Darwen Music Live is a popular, well-attended event. Where is Blackburn's equivalent?
The Tory-led council couldn't wait to scrap Arts in the Park and the Mela. Phil Riley blogs on why they're missed - and why Labour would bring them back.
It's festival time of the year - big ones like Glastonbury and Womad and, increasingly, small ones springing up all over the country. A glance at the press suggests that there's hardly a town or village that doesn't see the merits of putting on a weekend of events that will draw the local community together and introduce people to new musical experiences at the same time.
That is hardly a town, apart from Blackburn.
One of the few decisive actions taken by the Tory-led coalition since its arrival on the scene was the scrapping of Arts in the Park and the Mela - two events which were becoming increasingly popular across the town and helping to break down social barriers (something Blackburn desperately needs.) The coalition of small-minded Tories and cynical Liberals and the For Darwen Party convinced themselves that getting rid of these events in Blackburn was a good money-saving idea.
“They didn't get rid of Darwen Music Live and we have the galling experience of listening to Cllr Tony Melia speaking enthusiastically about the social benefits of this event - the same councillor who helped to scrap the events in Blackburn.”
Curiously, they didn't get rid of them in Darwen which still has its free-music festival and a couple of weeks ago we had the slightly galling experience of listening to Councillor Tony Melia speaking enthusiastically about the social benefits of "Darwen Live" - yes, that's the same Councillor Tony Melia who played a leading role in scrapping these similar events in Blackburn.

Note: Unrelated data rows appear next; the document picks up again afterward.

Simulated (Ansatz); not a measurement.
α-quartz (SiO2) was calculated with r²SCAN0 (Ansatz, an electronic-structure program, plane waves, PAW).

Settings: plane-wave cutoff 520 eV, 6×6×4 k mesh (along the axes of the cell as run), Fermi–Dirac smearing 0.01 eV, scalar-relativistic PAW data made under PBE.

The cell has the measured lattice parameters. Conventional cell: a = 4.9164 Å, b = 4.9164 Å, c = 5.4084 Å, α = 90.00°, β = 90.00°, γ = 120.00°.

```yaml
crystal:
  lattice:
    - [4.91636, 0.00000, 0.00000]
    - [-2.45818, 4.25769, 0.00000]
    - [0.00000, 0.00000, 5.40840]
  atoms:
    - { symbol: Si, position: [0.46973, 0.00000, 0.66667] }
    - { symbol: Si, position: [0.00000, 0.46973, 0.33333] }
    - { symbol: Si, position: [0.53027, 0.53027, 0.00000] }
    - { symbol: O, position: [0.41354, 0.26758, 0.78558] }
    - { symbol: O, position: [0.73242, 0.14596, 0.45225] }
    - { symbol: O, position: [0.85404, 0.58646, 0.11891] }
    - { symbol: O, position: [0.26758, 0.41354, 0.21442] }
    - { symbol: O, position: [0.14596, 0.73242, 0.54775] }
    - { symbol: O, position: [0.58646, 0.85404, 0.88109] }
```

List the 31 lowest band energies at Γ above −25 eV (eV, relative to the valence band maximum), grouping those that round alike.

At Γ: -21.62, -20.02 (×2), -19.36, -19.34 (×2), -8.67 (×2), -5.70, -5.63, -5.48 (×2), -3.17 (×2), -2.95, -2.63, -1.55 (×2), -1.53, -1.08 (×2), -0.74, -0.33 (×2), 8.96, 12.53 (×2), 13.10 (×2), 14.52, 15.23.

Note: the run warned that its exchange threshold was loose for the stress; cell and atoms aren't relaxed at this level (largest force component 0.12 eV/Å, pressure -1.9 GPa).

Cynical behaviour by the likes of Councillor Melia who has wrapped himself in the flag of For Darwen to gain the political power that he couldn't get in the mainstream parties is predictable whilst the Tories, on the other hand, are simply following their basic political instincts - in the 1980s, they were known as the party that knew the price of everything and the value of nothing - and not much has changed. They don't like the notion of free public events and replacing Arts in the Park and the Mela by some half-baked but significantly cheaper non-events was a natural step.
The fact that thousands of people have been deprived of the opportunity to socialise with their townsfolk, widen their musical experiences, get to frequent the town's lovely parks and generally have a good time won't have come into the equation. This, of course, is what a national Tory government would look like - with cuts in public services at the forefront of an attempt to roll back the state and emphasise private and chargeable activities at the expense of public and free ones.
Sooner or later, the Labour Party will regain control of Blackburn with Darwen Borough Council and, hopefully, there will still be the opportunity of reinstating free musical events that help to develop that much talked about concept of social cohesion.